A picture taken November 30, 2020 shows what is said to be destroyed Armenian military hardware outside the towns of Hadrut and Khojavend -- six weeks of fighting between Armenia and Azerbaijan cost thousands of lives that year / © AFP/File
Russia said Tuesday it had negotiated a ceasefire between ex-Soviet Armenia and Azerbaijan, after fresh border clashes between the historic rivals left dozens dead.
Armenia and Azerbaijan on Tuesday reported large-scale border clashes that left Azerbaijani troops dead in the latest flare-up between the arch foes.
"We expect that an agreement reached as a result of Russian mediation on a ceasefire from 9:00 am Moscow time (0600 GMT) on September 13 this year will be carried out in full," the foreign ministry in Moscow said in a statement, adding that it was "extremely concerned" by the uptick in fighting.

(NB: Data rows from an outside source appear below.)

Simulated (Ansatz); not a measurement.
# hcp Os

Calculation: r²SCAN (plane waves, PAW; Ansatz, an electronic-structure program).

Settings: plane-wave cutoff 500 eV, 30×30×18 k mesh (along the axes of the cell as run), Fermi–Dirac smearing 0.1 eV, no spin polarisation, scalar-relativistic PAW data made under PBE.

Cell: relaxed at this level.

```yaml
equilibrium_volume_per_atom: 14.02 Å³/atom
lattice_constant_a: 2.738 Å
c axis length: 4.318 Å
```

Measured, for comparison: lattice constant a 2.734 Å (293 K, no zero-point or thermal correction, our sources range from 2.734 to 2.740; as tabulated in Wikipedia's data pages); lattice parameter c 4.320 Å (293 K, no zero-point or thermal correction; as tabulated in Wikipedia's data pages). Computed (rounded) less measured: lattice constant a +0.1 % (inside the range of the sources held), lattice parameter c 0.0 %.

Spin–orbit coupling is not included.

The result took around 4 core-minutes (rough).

"Azerbaijani forces continue using artillery, trench mortars, and drones... striking military and civilian infrastructure. The enemy is trying to advance (into Armenian territory)," the defence ministry in Yerevan said, after overnight border clashes left troops dead on both sides.
There have been frequent reports of shootouts along their shared border since the end of the 2020 war between Yerevan and Baku over the contested Nagorno-Karabakh region.
"At 00:05 am (2005 GMT) on Tuesday, Azerbaijan launched intensive shelling, with artillery and large-calibre firearms, against Armenian military positions in the direction of the cities of Goris, Sotk, and Jermuk," Armenia's defence ministry said.
In a statement, it said Azerbaijan had also used drones.
But Azerbaijan's defence ministry accused Armenia of "large-scale subversive acts" near the districts of Dashkesan, Kelbajar and Lachin on the border, adding that its army positions "came under fire, including from trench mortars".
"There are losses among (Azerbaijani) servicemen," it said, without giving figures.
The United States called for an end to the conflict Monday night, with Secretary of State Antony Blinken saying the US is "deeply concerned" over the situation, including "reported strikes against settlements and civilian infrastructure" in Armenia.
"As we have long made clear, there can be no military solution to the conflict," Blinken said in a statement. "We urge an end to any military hostilities immediately."
Last week, Armenia accused Azerbaijan of killing one of its soldiers in a border shootout.
In August, Azerbaijan said it had lost a soldier and the Karabakh army said two of its troops had been killed and more than a dozen injured.
The neighbours fought two wars -- in the 1990s and in 2020 -- over the Nagorno-Karabakh region, Azerbaijan's Armenian-populated enclave.
Six weeks of fighting in the autumn of 2020 claimed more than 6,500 lives and ended with a Russian-brokered ceasefire.
Under the deal, Armenia ceded swathes of territory it had controlled for decades and Moscow deployed about 2,000 Russian peacekeepers to oversee the fragile truce.
During EU-mediated talks in Brussels in May and April, Azerbaijani President Ilham Aliyev and Armenian Prime Minister Nikol Pashinyan agreed to "advance discussions" on a future peace treaty.
Ethnic Armenian separatists in Nagorno-Karabakh broke away from Azerbaijan when the Soviet Union collapsed in 1991. The ensuing conflict claimed around 30,000 lives.